Tuesday, March 1, 2011

Miso Chicken (or Tofu)

Adapted from epicurious.com, and courtesy of Jenn.  This dish goes well with rice or couscous, and can also be used with chicken or tofu.


Ingredients

4 fillets of salmon, washed and prepared (deboned)
1 t oil
2 T miso paste
1.5 t sesame oil
1.5 t fresh grated ginger
1.5 t minced garlic
.5 t honey (or more, if you want it sweeter)
1/4 t red pepper flakes (optional)
green onion and sesame seeds for garnish

Instructions

1) Preheat the oven to 200C.  Coat the bottom of a glass baking dish with a small amount of oil.
2) Combine miso, sesame oil, ginger, garlic, and pepper flakes with 1 T water in a small bowl for marinade.  (Note: I like to double the amount of marinade to give more sauce, but this is up to you.)
3) Place salmon fillets skin-down into the baking dish, and spoon on marinade.  Bake in oven for 20-30 minutes, until the salmon flesh is firm and light pink, but not dried out.
4) Garnish with sliced green onions and sesame seeds.

Apple Cake

From Smitten Kitchen, this is an easy and cinnamon-y apple cake.


Ingredients

6 apples, cored and chopped into smallish pieces
1 T cinnamon
5 T sugar
2.75 c flour
1 T baking powder
1 t salt
1 c vegetable oil (or melted butter)
2 c sugar
1/4 c orange juice
2.5 t vanilla
4 eggs
1 c chopped walnuts (optional)

Instructions

1) Preheat the oven to 180.  Toss apples with cinnamon and 5 T sugar and set aside.
2) Combine flour, baking powder and salt in a large mixing bowl.
3) Combine oil, orange juice, sugar, and vanilla.
4) Mix wet ingredients with dry ingredients, then add the eggs one at a time.
5) Grease a pan, pour 1/2 the batter, then cover with 1/2 the apples, then pour the other 1/2 of the batter and layer the top of the cake with apples.
6) Bake ~1.5 hours, until a tester comes out clean.

Crispy Gingersnap Cookies

Adapted from Cooks Illustrated - I used golden syrup instead of molasses because it's hard to find the latter around here.  Also, the instructions have been adapted to use a hand mixer instead of a food processor.


Ingredients

3 c flour
3/4 c packed dark brown sugar
1 T cinnamon
1 T ground ginger
1/2 t ground cloves
1/2 t salt
3/4 t baking soda
12 T butter, softened and cut
3/4 c golden syrup
2 T milk

Instructions

1) Combine flour, spices, salt, and baking powder in a bowl and set aside.
2) Beat butter and sugar until light and fluffy, then add golden syrup and beat until combined.
3) Slowly beat dry ingredients, in 2-3 portions, into butter/sugar/syrup mixture.  Add milk to give the dough a slightly wetter consistency.
4) Refrigerate for 30 minutes, and preheat oven to 180C.
5) Drop cookies onto a greased or lined sheet, and cook for 15-20 minutes, until slightly darkened.

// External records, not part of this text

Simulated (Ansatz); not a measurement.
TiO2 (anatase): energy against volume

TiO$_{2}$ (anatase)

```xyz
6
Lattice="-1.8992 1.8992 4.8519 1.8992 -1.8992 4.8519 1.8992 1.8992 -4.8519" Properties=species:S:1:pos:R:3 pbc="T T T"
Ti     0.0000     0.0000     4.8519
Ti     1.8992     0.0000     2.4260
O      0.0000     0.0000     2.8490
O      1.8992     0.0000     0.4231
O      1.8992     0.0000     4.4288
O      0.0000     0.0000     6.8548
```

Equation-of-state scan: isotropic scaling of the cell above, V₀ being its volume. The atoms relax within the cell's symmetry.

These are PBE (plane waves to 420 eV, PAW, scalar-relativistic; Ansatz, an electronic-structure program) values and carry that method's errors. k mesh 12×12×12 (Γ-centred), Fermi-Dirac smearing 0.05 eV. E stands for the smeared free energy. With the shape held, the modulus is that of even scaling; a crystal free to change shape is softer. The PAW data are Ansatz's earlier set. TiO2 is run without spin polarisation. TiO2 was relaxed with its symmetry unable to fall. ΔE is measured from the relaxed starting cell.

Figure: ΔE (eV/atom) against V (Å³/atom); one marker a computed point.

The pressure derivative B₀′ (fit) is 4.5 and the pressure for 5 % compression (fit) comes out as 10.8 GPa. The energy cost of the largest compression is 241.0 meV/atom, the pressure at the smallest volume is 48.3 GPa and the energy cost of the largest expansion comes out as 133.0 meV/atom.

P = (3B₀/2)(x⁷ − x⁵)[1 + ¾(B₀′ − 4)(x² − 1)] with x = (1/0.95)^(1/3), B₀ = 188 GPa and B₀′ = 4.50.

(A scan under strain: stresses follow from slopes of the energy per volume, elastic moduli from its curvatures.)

Quinoa Salad with Feta, Pesto, and Sun-dried Tomatoes

Adapted from 101 Cookbooks.  This is a weird but surprisingly awesome quinoa dish, somehow all of the flavors come together really nicely.


Ingredients

2 shallots, minced
1 c quinoa
1 c corn
1.5 c fresh spinach
1 block extra firm tofu
1/2 c pesto (jarred is okay, but if you can use fresh)
1/3 c pumpkin seeds, toasted
1/3 c sun-dried tomatoes, chopped finely
1/3 c feta, crumbled
olive oil

Instructions

1) Saute the shallots in olive oil until slightly browned.
2) Add the quinoa and saute for about 1 minute (add a bit more oil if necessary.)
3) Add 2 cups of boiling water and simmer ~15 minutes, until the quinoa is transparent but still a bit crunchy.
4) Meanwhile, cut the tofu into 1/2 inch cubes and saute in a skillet with olive oil, until the cubes are slightly browned. (Remember to press the water out of the tofu as much as you can before frying it.)
5) Combine the quinoa and corn, and heat through, then stir in the tofu and spinach, until the spinach is wilted.
6) Remove from heat, and combine quinoa mixture with pesto, seeds, tomatoes, and feta.

Cabbage "Detox Salad"

From BBC Good Food, this is a zesty, crunchy salad courtesy of Caitlin.


Ingredients

1 head red cabbage, shredded
3 carrots, coarsely grated
small bunch parsley, chopped
2 apples, cored and chopped
2 celery sticks, sliced thin
1/4 c toasted pine nuts
1/4 c chopped walnuts
1/2 onion, chopped fine (optional)
1-2 T grated ginger
1 t honey
2 T lemon juice
3 T olive oil

Instructions

1) Prepare vegetables, fruits, and nuts for the salad and mix in a large bowl.
2) Combine ginger, honey, lemon juice and olive oil in s small bowl.  Combine, season, and pour over salad, tossing until evenly coated.